Asked to tweet an open secret in his field, one IT professional claimed: "Telecommunications as a whole, which also encompasses The Internet, is in a constant state of failure and just in time fixes and functionally all modern communication would collapse if about 50 people, most of which are furries, decided to turn their pager off for a day."

These people are the experts when it comes to internet security and web development, not isolated amateurs. If they wanted to make sure children were not inadvertently drawn into their world, they could have coordinated to make it happen a long time ago.

Other second-generation former furries are beginning to see the pattern. “ConStaffWatch” on Twitter, an internet sleuth investigating the fandom from within, argues that zoophiles and pedophiles re-grouped in the 1990s within the furry fandom, after LGBT organizations formally disowned them as a result of campaigning spearheaded by lesbians.

In the video essay Bitter Pills, YouTuber “Archive the Wolf” identifies the cliche that pedophiles and animal abusers “have no place in the furry fandom” as a no-true-Scotsman fallacy which allows people to disclaim responsibility. "Our fandom is run by people who think being honest about what goes on in this community is worse than the rape of animals and children. They don't care who or what you hurt, just so long as it's not the carefully curated lie about what Furry is,” “Bitter Pills” states. “They will do anything to protect that lie ... because if people knew what's really going on here, they wouldn't be joining in, and they especially wouldn't stand for it to be marketed to children."

“Anthropomorphic animals remain interesting to autistic teenagers due to social delay and face-blindness.”


I’ve said a lot so far about the harm the furry subculture poses to children. We should also turn our attention to the implication for animals. For animals, the corollary of children and teens being involved in the furry fandom is that young people’s healthy interest in animals and the natural world is diverted away from organizations and activities which help protect biodiversity and animal welfare.

As the Holocene extinction accelerates and billions of animals suffer in factory farms, young people’s energies are being diverted into the use of electronic devices—extractively-produced technologies—tomorrow's e-waste and yesterday's exploited labor—to profit from the idea of animals. Animals in their real, ecological context are becoming displaced by the hyper-real simulation of animals.

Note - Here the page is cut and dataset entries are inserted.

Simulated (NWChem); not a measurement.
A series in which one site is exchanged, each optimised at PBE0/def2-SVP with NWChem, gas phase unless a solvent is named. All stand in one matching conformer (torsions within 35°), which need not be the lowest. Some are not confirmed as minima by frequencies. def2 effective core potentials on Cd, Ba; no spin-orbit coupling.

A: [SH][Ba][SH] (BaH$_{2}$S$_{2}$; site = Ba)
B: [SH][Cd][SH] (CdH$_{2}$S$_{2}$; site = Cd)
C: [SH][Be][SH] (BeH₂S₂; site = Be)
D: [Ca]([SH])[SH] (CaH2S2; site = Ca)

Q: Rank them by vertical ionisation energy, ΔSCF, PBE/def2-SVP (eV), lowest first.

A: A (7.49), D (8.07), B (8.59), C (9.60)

Per Jean Baudrillard, things are said to be hyper-real when, abstracted out of their original context, their features that appeal to humans are exaggerated, while features rooted in human-independent reality are sanded off. For example: most people would choose to eat onion-flavored corn rings over raw onion slices, children choose banana-flavored sweets over real bananas. In furry-land, dogs come in neon colors and pigs actually can have wings. The hyper-real simulation is then commodified. It becomes a token of exchange: commissions of your character from high-profile artists draw potential customers to your own art; well-constructed fursuits in dance videos generate YouTube ad revenue.

I might be accused of bigotry, alarmism, or safetyism for writing this article, as people who unironically call on others to think of the children often are. It goes without saying that furries are a relatively niche child safety hazard. I don’t want anybody to panic, and I wrote this article mostly for a macabre laugh. It’s a side-show in history’s circus: the bio-sphere is drained of life so that childless nerds can fill the cyber-sphere with nymphomaniac animals. Nero fiddles with Fido on Amazon Web Services while the Amazon Rainforest burns. I’m reminded of a line from Richard Adams’ Watership Down: “Men will never rest till they’ve spoiled the earth and destroyed the animals.” Let’s hope his talking animals won’t have the last word.